Understood fully, and agreed fully. Once everyone understands and agrees that the "fi" part of hi-fi stands for "fidelity," a lot of these disagreements would go away.

And of course they can hear the extra harmonic content. So can I. And I've even had a hell of a time convincing some of them that yes, I have heard it, and no, I did not prefer it.

Yes, I've heard the D-word too. But most high quality gear really is clean enough that the added harmonics and deviations from a flat response are inaudible. For example, the Meyer & Moran tests added both an A/D and D/A into the signal path, and nobody could tell the difference from a straight wire with statistical accuracy. The degradation from a simpler device, such as a typical equalizer or active crossover, is even smaller.

--Ethan
 
Ethan, the equipment is there, but it's not being used in a way that actually unearths weaknesses in equipment. For example, I never see tests that assess whether there are changes in time: as a simple example, monitor the distortion spectrum when equipment is cold, when thoroughly warmed up, after having been thrashed. There are never tests to check how robust the power supply is, and how sensitive the equipment is to power line interference.

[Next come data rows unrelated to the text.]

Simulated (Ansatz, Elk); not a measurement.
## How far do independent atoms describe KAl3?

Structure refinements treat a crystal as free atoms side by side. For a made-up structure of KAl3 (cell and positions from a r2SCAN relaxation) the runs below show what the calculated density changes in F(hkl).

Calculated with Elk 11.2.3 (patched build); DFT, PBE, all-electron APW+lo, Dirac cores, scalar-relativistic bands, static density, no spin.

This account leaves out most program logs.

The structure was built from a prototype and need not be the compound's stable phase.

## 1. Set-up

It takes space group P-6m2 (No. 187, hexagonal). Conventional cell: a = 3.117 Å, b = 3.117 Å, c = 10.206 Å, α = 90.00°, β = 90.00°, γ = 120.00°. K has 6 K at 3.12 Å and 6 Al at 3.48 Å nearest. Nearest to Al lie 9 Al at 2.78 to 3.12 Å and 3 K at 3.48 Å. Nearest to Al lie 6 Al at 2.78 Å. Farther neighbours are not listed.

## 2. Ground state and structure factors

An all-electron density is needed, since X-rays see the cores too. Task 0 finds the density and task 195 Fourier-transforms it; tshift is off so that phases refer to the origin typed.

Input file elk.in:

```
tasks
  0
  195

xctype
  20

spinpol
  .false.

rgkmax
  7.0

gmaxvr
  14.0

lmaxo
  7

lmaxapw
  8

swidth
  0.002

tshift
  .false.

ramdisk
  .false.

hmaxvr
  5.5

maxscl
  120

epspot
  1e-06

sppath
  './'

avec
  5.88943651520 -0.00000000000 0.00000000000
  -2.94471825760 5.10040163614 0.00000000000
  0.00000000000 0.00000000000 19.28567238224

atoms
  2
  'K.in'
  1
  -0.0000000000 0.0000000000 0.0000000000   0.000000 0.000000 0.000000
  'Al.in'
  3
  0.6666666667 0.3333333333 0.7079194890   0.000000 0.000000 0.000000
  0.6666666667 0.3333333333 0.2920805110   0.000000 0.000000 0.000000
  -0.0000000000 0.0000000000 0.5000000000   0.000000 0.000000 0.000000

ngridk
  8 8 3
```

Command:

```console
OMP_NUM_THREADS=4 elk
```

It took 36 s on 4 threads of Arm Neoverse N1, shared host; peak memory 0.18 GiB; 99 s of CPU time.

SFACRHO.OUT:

These can easily be measured. I imagine the lack of interest in testing an SS power amp cold versus warm is due to lack of interest by those who routinely perform such testing. They assume (rightly IMO) that any perceived changes are due entirely to perception and beliefs, rather than the gear actually performing differently after warming up. If I had an AP analyzer I'd be all over testing this and posting the results. Maybe someone can convince John Atkinson to do such a test on a modern competent SS power amp and publish the results in Stereophile.

Your last point is excellent, and I've mentioned that many times. Companies that produce "power" products rarely show data, and when they do it's always the difference between the raw input power versus the output of their product. They never ever show the difference at the audio output of the connected equipment, which of course is the only thing that matters.

This things are always assumed to be unimportant, or too annoying to measure, or other "weasel" reasons. But these are at the heart of why some pieces of kit sound better than other for many people

I doubt anyone is being a weasel, though again it'd be great if someone tested this and put it to bed. Me, I'm convinced that "some pieces of kit sound better than other" is usually (if not always) due to sighted perception.

--Ethan
 
... For example, the Meyer & Moran tests added both an A/D and D/A into the signal path, and nobody could tell the difference from a straight wire with statistical accuracy. The degradation from a simpler device, such as a typical equalizer or active crossover, is even smaller.

--Ethan

This implies either that the ADC and DAC used were essentially perfect or that the test methods were unable to detect a difference (leading me to question all of the test's results). If the first thought is correct then no further work needs to be done on developing new ADCs or DACs; that seems to me an unlikely proposition.
 
What you say sounds so final, so absolute, so factual and not up for any discussion.

I admit I do tend to write that way.

Almost as if no other point of view can not ever be possible.

As I see it, audio fidelity is about science facts more than a point of view.

A null test can't assume the inclusion of things that can't be measured to begin with [IMO].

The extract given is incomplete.